I finally finished up my first cozy rag quilt, made from some hard-to-find flannel Marmalade, by Bonnie & Camille. It was relaxing, thought-free sewing at its best. My kids and I love cuddling up with it on the couch. The snapshot of it made the perfect backdrop as a header for my newest project….
I’m starting something new in my blogging life called Dear Stephanie, which ties to my career as a psychologist. Friends frequently ask for my thoughts on tricky situations because of my background… so I figure, why not just write about my opinions here?
Once a month I will post a question with my response to it. The topics will be quilting related, with a social bend to them. We live in a complex world of human interactions cocooned in social media, where subtleties and gray areas abound. You may or may not agree with me, but I hope it will be a fun way to start conversations about issues that often concern us all.
If you have a question you would like me to address and publish, you can email me at firstname.lastname@example.org. I will not use your name, and will change any identifying information, if need be.
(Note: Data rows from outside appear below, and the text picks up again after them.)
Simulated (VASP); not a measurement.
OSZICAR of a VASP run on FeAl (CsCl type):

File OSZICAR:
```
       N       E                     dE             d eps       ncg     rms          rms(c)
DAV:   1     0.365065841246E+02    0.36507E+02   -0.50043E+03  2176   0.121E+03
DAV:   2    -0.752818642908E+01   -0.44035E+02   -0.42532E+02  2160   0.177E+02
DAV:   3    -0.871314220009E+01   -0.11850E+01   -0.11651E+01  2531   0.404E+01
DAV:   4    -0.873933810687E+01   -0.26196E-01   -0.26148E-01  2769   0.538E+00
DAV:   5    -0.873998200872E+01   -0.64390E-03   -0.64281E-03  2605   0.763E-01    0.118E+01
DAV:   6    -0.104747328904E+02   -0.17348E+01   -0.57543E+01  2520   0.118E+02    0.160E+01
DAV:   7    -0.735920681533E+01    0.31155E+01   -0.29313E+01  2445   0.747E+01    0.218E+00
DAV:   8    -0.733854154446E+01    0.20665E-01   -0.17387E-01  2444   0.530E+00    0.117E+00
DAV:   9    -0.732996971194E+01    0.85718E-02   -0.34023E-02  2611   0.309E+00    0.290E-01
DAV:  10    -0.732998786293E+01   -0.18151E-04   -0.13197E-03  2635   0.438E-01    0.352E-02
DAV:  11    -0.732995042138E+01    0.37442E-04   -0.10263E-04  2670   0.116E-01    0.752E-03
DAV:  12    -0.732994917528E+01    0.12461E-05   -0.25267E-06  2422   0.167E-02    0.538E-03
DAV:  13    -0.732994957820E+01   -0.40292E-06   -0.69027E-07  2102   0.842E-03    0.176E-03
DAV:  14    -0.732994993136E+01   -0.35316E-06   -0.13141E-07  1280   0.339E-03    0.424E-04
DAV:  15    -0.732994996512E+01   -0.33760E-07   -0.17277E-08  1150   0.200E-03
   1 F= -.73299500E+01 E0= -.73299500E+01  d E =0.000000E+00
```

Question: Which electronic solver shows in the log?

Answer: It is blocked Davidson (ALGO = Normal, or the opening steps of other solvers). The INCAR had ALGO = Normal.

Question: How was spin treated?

Without further ado, here is the first question that a lovely acquaintance of mine recently invited me to address:
I recently published a free pattern on a public, third party website, and received a few negative and cruel comments. I was excited about the pattern, and thought it was really unique. The commentors called my project odd and useless. I felt hurt and embarrassed. It began with one rude comment, and then others seemed to join in. Although it’s a public site, I can choose to delete the comments if I want to. Should I erase them and forget it? If not, how should I respond?
Should it Stay or Should it Go Now
Dear Should it Stay or Should it Go Now,
There are a host of people who revere the attribute of honesty in interpersonal relationships. I would put myself in this camp. However, there is a subset in our culture who feel that in the quest for honesty, impertinence is acceptable.
This is where I disagree. It is possible to be honest, without resorting to rudeness. Sometimes it may take awhile to consider how to phrase opinions in order to avoid hurting the recipient. Thank goodness for the frontal lobe of the brain; most people are capable of this if they slow down and try.
Yet the cloak of anonymity and the lure of immediacy in the world of social media make it the perfect scene for the crime of impertinent honesty.
As the recipient of the comments, it’s your right to make the decision to delete. This is not a government affair that requires ultimate transparency; if you are in control of the comment feed on your post, then make no mistake, you have the power to choose whether to ignore it, comment on it, email the person directly, or delete it.
One variable you should consider when making the decision is whether the commentor in question has a history of leaving you rude comments that fail to add to the collective conversation in a thoughtful, careful way. If this is the case, it’s like an unhealthy relationship that needs to be dealt with quickly and surely. Click delete and don’t look back.
However, if there is no history, you may need to consider what the potential consequences will be in clicking delete. Depending on the size of your audience, the fallout from deleting the comments could be messier than the problem of withstanding the embarrassment caused by a few rude people whom you will never hear from again. After deleting the comment, you may find that every quilter on the Internet feels the need to weigh in on the situation.
So if you choose to erase a comment, be prepared to hold strong and maintain that it’s your right to make the decision.
But I have another take on this particular situation.
Give yourself a pat on the back for getting a set of rude comments about how odd your pattern is. Those comments are keepers in my book. Print them out to put it on your wall as a badge of honor. When you push the envelope and do something truly unique, you are sure to get negative feedback. It’s how the world works. The fact that you received these comments is a sure indication that you have done something totally outside of the box. And that to me is a sign of a true design genius.
I say leave the comments, and respond publicly with a comment of your own. Let people know that you are proud to create things that challenge the norm in the quilting world. Let them know that you are thrilled that your work causes people to sit up, take notice, and think a little.
Cheers to you! Keep on designing. Keep on challenging. We need more of you in this world.